Thursday, January 23, 2014

The Tire Rule: Know It, Then Ignore It

If you've been looking around the 'Net for tips on how to photograph your car, you've probably been exposed to a rule about how to position the wheel/tire assembly. Here's how it goes: You should always face the wheel toward the camera, not the tire. That way, you never see the tread, only the shininess of the wheel. It's a decent guideline for the novice.

When on location quite some time ago, I had a person ask me; "You're not making a tire commercial, are you?" Well, no. I wasn't. But I wasn't making a wheel commercial either. My desire was to make the car as a whole look as good as it possibly could. The best way to do that varies from car to car, and also according to the type of attitude you're trying to portray in the shot. And that's why, now that you know the rule, you can ignore it, as long as you're thinking about your reasoning.

As I've moved through the rarified air of photographing the automotive high end, I am continually amazed at the parallels between it and my previous life in the music industry. It makes me believe that those parallels exist in any profession. For example, a musician who knows no music theory will have a much harder time creating a meaningful song, usually struggling to even come up with much that's listenable, and if they do, it's often pure luck. But once they know the theory, they are free to ignore those rules if they feel it better serves their vision. That knowledgeable blindness tends to work out very well when trying to create something new, unique, and interesting. One might think that the same result could come out of a musician who knew no theory, but it just doesn't happen that way.

You should feel free to have that same attitude anytime you learn a "rule" about your creative profession or hobby, and photography is no different. As soon as you learn the rule, start thinking of creative reasons to ignore it, and you'll be much better off stylistically.

Let's take a look at some examples. This first image is of Brian Nielsen's Shelby, which I was fortunate enough to shoot recently. This is the way everyone shoots the wheels, and it's entirely appropriate for this car, in this location. The impression is that of a "beauty shot." You can see the wheel detail, which is important for a restoration, and the car looks like it has been posed for your pleasure. You can see (and feel) that there's been more effort put forth than just driving the car up in front of the camera.
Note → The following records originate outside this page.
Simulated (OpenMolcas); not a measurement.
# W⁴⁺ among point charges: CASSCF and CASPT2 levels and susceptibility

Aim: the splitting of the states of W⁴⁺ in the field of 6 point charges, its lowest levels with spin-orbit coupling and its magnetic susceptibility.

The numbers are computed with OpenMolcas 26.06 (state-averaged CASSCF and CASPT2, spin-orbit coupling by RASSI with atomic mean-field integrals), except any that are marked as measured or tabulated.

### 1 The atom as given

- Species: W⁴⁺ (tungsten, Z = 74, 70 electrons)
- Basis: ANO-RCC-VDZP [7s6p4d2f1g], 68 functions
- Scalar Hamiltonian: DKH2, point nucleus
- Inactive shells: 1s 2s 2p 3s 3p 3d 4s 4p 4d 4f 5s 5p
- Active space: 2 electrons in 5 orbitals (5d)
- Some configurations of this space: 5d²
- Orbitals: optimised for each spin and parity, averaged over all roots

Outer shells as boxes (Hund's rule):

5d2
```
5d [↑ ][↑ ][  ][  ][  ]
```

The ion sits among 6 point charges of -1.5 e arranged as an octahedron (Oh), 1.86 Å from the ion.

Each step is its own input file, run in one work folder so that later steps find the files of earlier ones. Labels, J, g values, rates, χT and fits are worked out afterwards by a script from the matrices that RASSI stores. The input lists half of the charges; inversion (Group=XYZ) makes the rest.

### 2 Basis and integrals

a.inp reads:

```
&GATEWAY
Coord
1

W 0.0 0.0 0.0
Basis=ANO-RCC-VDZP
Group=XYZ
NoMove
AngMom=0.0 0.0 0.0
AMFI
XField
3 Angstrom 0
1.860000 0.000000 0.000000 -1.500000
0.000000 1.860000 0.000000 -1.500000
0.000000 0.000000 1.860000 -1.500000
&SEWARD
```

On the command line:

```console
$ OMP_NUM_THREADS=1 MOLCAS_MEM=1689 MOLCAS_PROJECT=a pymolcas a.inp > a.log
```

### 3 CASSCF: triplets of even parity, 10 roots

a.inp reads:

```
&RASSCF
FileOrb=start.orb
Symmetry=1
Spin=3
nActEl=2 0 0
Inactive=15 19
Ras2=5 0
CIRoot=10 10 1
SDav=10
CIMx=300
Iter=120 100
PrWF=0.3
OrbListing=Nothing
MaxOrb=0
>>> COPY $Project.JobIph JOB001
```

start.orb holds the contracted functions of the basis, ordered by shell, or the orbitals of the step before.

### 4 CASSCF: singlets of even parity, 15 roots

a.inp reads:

Now let's take a look at a Johnny Martin build, the '62 Corvette called Elegance. Note that the wheel is pointed slightly toward the camera. I did this deliberately, to invoke the same feeling that a runway model does when she strikes a pose at the end of the runway. If you know any models, you know that they're normally supposed to point their leading foot toward the camera. That keeps their foot looking small, and gives them an elegant, sophisticated look. This car has a different kind of beauty than the Shelby. Indeed, since the car's name is Elegance, it requires that the shot look refined, much like a model. That attitude is assisted by the wheel. Picture the car as a model, with her foot pointed toward the camera, and it makes the idea much easier to understand.

In fact, that's one of the tricks I use during a shoot. I pretend the car is a human model on the runway, and that quickly tells me what kind of shots to use.

The third example wasn't shot by me. It was shot by Andrew Cooper of Paramount Pictures, who happens to know a little something about photography, and has a tremendous responsibility to his employer to portray characters in exactly the right way. If you check out his work through your favorite search engine, you'll see he does a lot of people. That sensibility helped him determine how to stage this shot of one of the Bumblebee Camaros from Transformers 4. The attitude needed for this car is the same as a race car - lots and lots of attitude, heavy breath, danger, and foreboding. Imagine yourself walking through the African Savanna, when you happen across a lion laying down. He sees you. You know you're in trouble. But the real trouble begins when, still looking at you, he puts one paw in front of his body, and starts to get up! This is the moment you know some very bad, very unavoidable things are about to happen. That's the same attitude portrayed by having the wheel turned back, the tire ready to come right at you. This angle shows that this car is not to be trifled with; that it can devour your soul at the slightest provocation.

Now picture the Camaro or the Corvette being posed in the same way as the Shelby Mustang. The attitudes portrayed would be completely lost if the wheels had been turned, and both shots would be ruined. Yet it's perfect for the Shelby.

Now let's look at one last angle. This is Ted Parks's wonderful handbuilt roadster, the Varsity. This rear angle displays a very different aesthetic from shooting from the front or side. For a shot like this, I will invariably turn the steering wheel to show the wheel detail, as shown. I haven't yet come across a circumstance where I would show the tire from this angle instead of the wheel. But that doesn't mean it can't be done, it only means I haven't yet come up with a way to use it!

So keeping all that in mind, don't be afraid to deliberately break any rule - your shots will be better for it!